Murray Polner: The Police Are Once Again Intimidating Peace Protesters
Murray Polner, author of No Victory Parades: The Return of the Vietnam Veteran, in Newsday (March 16, 2004):
As we approach the first anniversary of the invasion of Iraq and the coming spring nationwide demonstrations, not to mention the coming Republican convention in New York City, there is growing apprehension among civil libertarians and ordinary Americans that the FBI is once again dredging up its infamous J. Edgar Hoover legacy of spying on political dissenters who are exercising their constitutional rights.
Last October the FBI notified local police agencies to keep close tabs on people and groups opposed to the war and occupation of Iraq. Since it is obvious that the Bush administration loves playing the 9/11 card for political purposes, it is no surprise that efforts are being made to squelch as much domestic dissension as it can.
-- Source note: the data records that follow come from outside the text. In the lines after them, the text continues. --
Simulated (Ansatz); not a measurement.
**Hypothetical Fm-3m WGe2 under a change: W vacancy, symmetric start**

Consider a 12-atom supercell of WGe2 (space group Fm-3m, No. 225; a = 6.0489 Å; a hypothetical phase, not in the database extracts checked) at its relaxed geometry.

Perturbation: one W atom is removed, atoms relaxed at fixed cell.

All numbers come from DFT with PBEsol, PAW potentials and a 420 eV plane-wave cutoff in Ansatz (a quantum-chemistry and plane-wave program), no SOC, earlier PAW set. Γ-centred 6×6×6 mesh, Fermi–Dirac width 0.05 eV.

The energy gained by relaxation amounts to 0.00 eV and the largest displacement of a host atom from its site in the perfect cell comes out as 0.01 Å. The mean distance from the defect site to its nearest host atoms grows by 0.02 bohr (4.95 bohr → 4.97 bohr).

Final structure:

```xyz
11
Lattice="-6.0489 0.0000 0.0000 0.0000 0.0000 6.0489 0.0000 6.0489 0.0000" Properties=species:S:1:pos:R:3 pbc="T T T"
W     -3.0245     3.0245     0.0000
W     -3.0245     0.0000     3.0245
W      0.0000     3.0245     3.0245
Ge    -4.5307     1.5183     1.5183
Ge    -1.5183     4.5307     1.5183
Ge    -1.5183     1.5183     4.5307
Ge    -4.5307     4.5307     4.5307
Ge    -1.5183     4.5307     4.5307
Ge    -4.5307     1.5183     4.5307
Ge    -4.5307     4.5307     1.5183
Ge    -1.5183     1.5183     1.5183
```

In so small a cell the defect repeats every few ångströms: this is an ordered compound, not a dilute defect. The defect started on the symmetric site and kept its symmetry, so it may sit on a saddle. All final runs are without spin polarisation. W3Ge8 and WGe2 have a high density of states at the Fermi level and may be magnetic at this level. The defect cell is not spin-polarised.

We've been through this wave of repression before in the 20th century with calamitous results, when government snoopers developed a vast spying apparatus during the '20s, McCarthyite '50s, and the '60s, '70s and '80s against nonviolent dissenters who dared challenge the wisdom of U.S. foreign policies. And though the FBI (and others in the government) deny they are hindering free speech or assembly - declaring that they are only concerned with deterring potential criminals and terrorists - their October memorandum nevertheless asked some 17,000 local and state police agencies to keep a very close eye on anti-war demonstrations and report allegedly suspicious activity to the FBI's Joint Terrorism Task Force.
The risk now is that the"war against terrorism" has given policing agents on all levels greater latitude to play ideological sentry. In Chicago, for example, the Sun-Times reported in February that undercover cops have been spying on different groups, including the American Friends Service Committee. Political espionage has occurred in Denver, Colorado Springs, Austin, Fresno, Atlanta and probably many other places.
In New York City in February 2003, tens of thousands of anti-war marchers were forced into holding pens, assaulted with pepper sprays and many of the arrested compelled by the police to reveal their political leanings and histories of earlier protests. And in Hernando County, Fla., peaceful anti-war pickets carrying signs were put under surveillance and their personal lives investigated, which led the St. Petersburg Times to properly characterize the police response as"intolerance for political dissent."
Take Jeanne Pahls, a fourth- grade teacher in Albuquerque, N.M., one of the founders of a local anti-war group, Stop the War Machine . In March 2003, before the invasion, members of the group organized a demonstration. When they noticed a white pickup cab being used to videotape the affair, she complained to the police and was told by a detective that it belonged to its criminal investigations unit.